Large-scale Data Engineering (Winter 2023/24)


Conducting research in the areas of data engineering, data management, and machine learning systems requires the ability to deal with scientific literature in these areas as well as to design, implement, and evaluate prototypes. To facilitate these skills, the DAMS Lab group (FG Big Data Engineering) at TU Berlin offers a seminar and a programming project on Large-scale Data Engineering as a combined module (12 ECTS), which can be taken by bachelor and master students. Taking both seminar and project is the ideal preparation for a bachelor/master thesis with our group. Alternatively, only bachelor students may take the seminar as a separate module (3 ECTS) and the project as a separate module (9 ECTS).

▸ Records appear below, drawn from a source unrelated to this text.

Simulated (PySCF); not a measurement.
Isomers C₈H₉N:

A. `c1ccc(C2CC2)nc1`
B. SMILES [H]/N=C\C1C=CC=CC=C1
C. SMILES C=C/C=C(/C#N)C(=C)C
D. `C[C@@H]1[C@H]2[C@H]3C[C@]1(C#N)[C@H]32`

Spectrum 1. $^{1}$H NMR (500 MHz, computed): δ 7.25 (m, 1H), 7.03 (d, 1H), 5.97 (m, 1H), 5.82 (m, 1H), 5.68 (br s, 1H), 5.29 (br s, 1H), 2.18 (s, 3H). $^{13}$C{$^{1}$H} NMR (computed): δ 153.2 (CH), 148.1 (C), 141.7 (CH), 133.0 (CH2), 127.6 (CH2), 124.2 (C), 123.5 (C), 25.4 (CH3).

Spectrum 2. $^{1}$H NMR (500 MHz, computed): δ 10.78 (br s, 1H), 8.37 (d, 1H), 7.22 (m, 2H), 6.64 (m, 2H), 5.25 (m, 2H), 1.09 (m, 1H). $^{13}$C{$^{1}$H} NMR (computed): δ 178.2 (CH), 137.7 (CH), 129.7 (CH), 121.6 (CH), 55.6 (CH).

Modules and assigned degree programs
  • Large-scale Data Engineering (module #41086, 12 ECTS): seminar and project
    • Bachelor's and master's programs: B.Sc. Computer Science (Informatik), B.Sc. Computer Engineering (Technische Informatik), B.Sc. Information Systems Management (Wirtschaftsinformatik), M.Sc. Computer Science (Informatik), M.Sc. Computer Engineering, M.Sc. Information Systems Management (Wirtschaftsinformatik), M.Sc. Electrical Engineering (Elektrotechnik)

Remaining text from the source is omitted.